Automated Versus Manual Tools For Cloud Migration
Back in 2010 most specialists thought of cloud computing mostly as “capacity on demand” with the benefit of not having to deal with infrastructure and scalability issues. Today this is just one of the countless benefits that cloud computing offers. However, the data migration to the cloud, a much disputed topic back in the days, is becoming more complex now because of the increased number of platforms, technologies and vendors. Not all applications are suitable for a cloud-based deployment and there are significant incompatibilities between applications and different cloud providers’ offerings.
Basically, the migration process is not eliminating management and automation responsibilities but is increasing them.
Because the key to successful cloud utilization lays in the management and automation tools’ capability to provide visibility into ongoing capacity, this subject needs our full attention. Which are the most reliable tools for cloud migration? Automated or manual tools? Which one will lead to a real return on investment?
First of all I think that manual tools are no longer viable in terms of costs and speed. Adding staff to the project team to manually asses, fix and convert application for the virtual cloud platform can entail huge costs whether the company chooses to outsourcing, off-shoring or hiring internally, not to mention the growing skills gap in this industry. Moreover now that we have many choices on virtualization technology it’s possible that companies will have to double or triple the amount of time and resources they allocate for manual application testing and remediation.
Instead the organization should choose automated application compatibility testing and fixing, since the time for testing and remediation remains the same no matter how many virtual platforms are involved. So, efficiency is the primary benefits and productivity will be higher as well. I also agree with Teresa Lanowitz in the article “Automated tools essential when deploying apps to the cloud” who considers that automating application deployment also improves overall software quality: “Using good tools across the entire lifecycle, and that includes deployment, minimizes the amount of human intervention that we actually have; the time we depend on some person doing something manually. When you can remove that, your quality becomes more predictable, it becomes better,” she says.
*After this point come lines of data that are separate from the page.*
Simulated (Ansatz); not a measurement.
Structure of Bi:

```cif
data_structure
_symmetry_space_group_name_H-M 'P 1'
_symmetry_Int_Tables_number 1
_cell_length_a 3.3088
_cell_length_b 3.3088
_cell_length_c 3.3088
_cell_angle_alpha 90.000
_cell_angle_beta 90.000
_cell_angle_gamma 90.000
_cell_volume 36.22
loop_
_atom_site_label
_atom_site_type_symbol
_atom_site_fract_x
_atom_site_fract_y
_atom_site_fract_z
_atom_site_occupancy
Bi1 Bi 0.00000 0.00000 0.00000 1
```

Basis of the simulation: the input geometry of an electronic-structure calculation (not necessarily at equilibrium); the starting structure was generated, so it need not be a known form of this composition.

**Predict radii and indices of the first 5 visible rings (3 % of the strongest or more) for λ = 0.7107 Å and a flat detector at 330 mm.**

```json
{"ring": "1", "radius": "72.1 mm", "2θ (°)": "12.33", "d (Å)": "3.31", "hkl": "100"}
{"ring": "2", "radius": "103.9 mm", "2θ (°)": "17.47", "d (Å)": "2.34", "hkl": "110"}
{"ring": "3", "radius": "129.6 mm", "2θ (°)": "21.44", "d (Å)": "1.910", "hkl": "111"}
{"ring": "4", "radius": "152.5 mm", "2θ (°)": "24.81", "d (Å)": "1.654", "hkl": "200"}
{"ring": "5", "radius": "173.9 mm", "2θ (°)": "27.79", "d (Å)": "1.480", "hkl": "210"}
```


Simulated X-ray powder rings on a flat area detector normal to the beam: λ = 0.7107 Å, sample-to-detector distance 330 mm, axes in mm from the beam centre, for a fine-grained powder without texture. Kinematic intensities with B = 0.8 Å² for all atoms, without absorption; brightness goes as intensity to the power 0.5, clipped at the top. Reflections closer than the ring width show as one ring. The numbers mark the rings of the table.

In reality I know that manual testing is still dominant and automated deployment tools are not yet considered a necessity. I believe that this approach is changing and must be changed by organizations planning carefully their movement to the cloud with a keen focus on the tools that will manage applications in the cloud. In the meantime cloud providers will catch up with more investments in cloud infrastructure automation tools and support. Also, executives need to keep in mind that the objective is to implement tools that provide proactive and predictive management capabilities, the only possible way to determine a real return on investment.